Yes, It Is Legal To Use Cryptographic Signature on Amateur Radio. And That’s Important!

It seems there is widespread confusion about using cryptographic signature on Amateur Radio. Cryptographic signature is a way to “sign” a message that remains in the clear, authenticating the sender’s identity and that the text of the message is exactly what the sender wrote. Can you use it on the air? The uninformed say “you can’t use cryptography on the air”, but the truth is more nuanced.

Part 97, in several places, prohibits messages encoded for the purpose of obscuring their meaning. This is either using spread spectrum or an undisclosed code. Exceptions are made for satellite control.

Is cryptographic signature obscuring the meaning of the message? NO! It leaves the message text in the clear, and adds authenticating data. Thus, you may use cryptographic signature on the air. The message itself and identity of the sender MUST be clearly readable by everyone.

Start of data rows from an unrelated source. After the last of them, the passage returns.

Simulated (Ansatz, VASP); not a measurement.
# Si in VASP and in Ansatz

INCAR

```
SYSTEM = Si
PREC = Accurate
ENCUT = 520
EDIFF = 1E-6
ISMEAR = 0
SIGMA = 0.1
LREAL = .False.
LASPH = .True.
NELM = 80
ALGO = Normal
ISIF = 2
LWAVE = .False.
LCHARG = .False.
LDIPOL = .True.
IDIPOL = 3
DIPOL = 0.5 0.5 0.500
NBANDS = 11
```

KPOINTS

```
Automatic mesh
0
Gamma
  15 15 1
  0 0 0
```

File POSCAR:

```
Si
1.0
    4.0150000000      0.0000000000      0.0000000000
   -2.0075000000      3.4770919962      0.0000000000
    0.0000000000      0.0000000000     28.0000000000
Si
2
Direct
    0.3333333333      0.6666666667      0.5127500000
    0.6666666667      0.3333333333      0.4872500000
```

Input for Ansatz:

Yes, there is a secret in cryptographic signature, which is some private key used for either public-key or symmetrical encryption. But nothing in the cryptographic signature conveys that secret. The cryptographic signature is just a number that, when matched with another number, says “someone who knew a particular secret authored this message, with this exact text”. That doesn’t obscure anything.

This is actually REALLY important for modern Amateur radio. With new digital satellites, we will be able to use digital signature to authenticate that all of the users are actually hams, and we’ll be able to keep the non-hams off of the satellite. This is already in development at Open Research Institute, and elsewhere.

Did you know that ARRL is already ready for hams to use digital signature? LOTW is a certification authority! You can extract an X.509 private and public key from your LOTW certificate, load it into your web browser, and authenticate yourself with it to any software that has the ARRL CA certificate loaded. Don’t do that over the air, the HTTPS protocol implemented in browsers definitely obscures the message. But you can use the same certificate to sign a message and leave the message contents in the clear.

Did you know that there is even a registered extension to X.509 for callsigns?

This also gives us a way to control systems over the air without encrypting the control message, and without allowing unauthorized persons to control those same systems. Wouldn’t you like to use that when you convert your repeater, etc., from touch-tone to digital control?

Slims will be non-existent or not last long. If they steal your key, you can repudiate it.